SW: So how did you get started? How did you convince someone to give you a chance to conduct?
Prior: A conductor called Constantine Krimetz--he's dead now; he was from Moscow, and did mainly film recordings, big Soviet films--he was recording my music. And he came in rather tipsy one day. He liked his cognac. And he just couldn't physically get up [onto the podium], and said, "Well, you'll have to conduct."
Had you thought of conducting before you got this accidental opportunity?
Well, I was 11 then [laughs], so I hadn't had much thought of it. I was about 3 or 4 or 5 when I remember I told my preparatory-school teacher, "I'm going to be a conductor one day!"
When did you start composing?
It was improvisation, when I was 7 or 8 . . . coming back from theaters as a little boy, trying to improvise what I'd heard.
Talk about what you do with the Seattle Symphony.
Basically I assist everyone but Maestro Schwarz; he has his own assistant [Thomas Hong]. Also I get to do youth stuff, writing blogs, youth outreach. I want to get out to schools themselves and talk about music.
What path do you see your own career taking?
I tend to surf the wave which comes; obviously I want to just keep going as I am, and increase my quality and increase quantity, and at some point be the chief conductor of some major orchestra--that's the ultimate goal, isn't it?
Any experience conducting opera yet?
Oh, yes, I did a lot in Russia--in the Rubinstein Opera Theatre in St. Petersburg, which is the biggest theater there, I did The Tsar's Bride, Eugene Onegin, Traviata, Dido and Aeneas, things like that, Barber of Seville . . . I did my own ballet, Mowgli [based on The Jungle Book]. I wrote that when I was 13. That's my first piece of music which I'll openly show to people, which I consider decent.

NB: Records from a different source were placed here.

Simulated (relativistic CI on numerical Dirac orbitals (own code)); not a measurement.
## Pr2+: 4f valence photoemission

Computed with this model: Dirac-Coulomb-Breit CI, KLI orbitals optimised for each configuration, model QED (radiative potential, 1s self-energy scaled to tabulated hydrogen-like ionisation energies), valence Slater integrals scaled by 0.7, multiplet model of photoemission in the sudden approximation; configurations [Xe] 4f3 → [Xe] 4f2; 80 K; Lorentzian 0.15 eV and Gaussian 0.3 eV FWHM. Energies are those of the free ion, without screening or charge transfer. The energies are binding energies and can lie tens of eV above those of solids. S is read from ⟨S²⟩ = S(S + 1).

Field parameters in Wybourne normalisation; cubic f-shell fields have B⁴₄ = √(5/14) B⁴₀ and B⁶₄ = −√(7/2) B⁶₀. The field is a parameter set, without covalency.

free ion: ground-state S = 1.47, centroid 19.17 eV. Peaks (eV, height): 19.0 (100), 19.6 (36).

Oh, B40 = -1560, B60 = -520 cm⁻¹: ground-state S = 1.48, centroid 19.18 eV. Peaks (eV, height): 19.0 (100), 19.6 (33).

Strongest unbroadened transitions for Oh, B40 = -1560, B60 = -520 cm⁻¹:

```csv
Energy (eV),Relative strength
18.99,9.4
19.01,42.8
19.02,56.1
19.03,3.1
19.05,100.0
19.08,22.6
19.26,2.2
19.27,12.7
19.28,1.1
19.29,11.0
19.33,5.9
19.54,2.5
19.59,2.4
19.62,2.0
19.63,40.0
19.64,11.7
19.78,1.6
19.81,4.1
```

Minimalism is something I'm really exploring--together with Scandinavian and Slavic folklore, fusing the two. And ancient church music, mainly Finnish and Russian. I have a Karelian Symphony. I wrote it in Saimaa Järvi [Lake Saimaa]--it's beautiful, in the middle of Karelia, the middle of nowhere . . . I wrote it in two weeks, and it's 45 minutes long. [I wrote it] just in the hotel . . . I walked in the forest and it's minus 30 degrees, and I wrote it up. Also Norwegian; I love the Norwegian language, I almost finished an opera called Et dukkehjem--A Doll's House--based on Ibsen.
Almost finished?
I thought it wasn't good enough, so I didn't finish it. I might one day. Right now I have a finished opera: a huge opera with a huge, huge orchestra and a huge choir called The Desert. It has to do with monasteries, eternity--it's a mixture of Pushkin's fairy tales and Christian, pagan, even Eastern religious thinking; it's sort of a big moral opera.
Your own libretto?
My own libretto, in Russian--in five languages, in fact: Russian, ancient Slavic, Finnish, Karelian, and, um . . . old Norse [sings a bit of a folk tune that is a chorus in the opera; then a Norwegian folksong]. I included that in A Doll's House.
What kind of response have you gotten from orchestras you've worked with--I mean as far as having a teenager on the podium?
[tentatively] I'm normally reinvited . . . does that answer the question?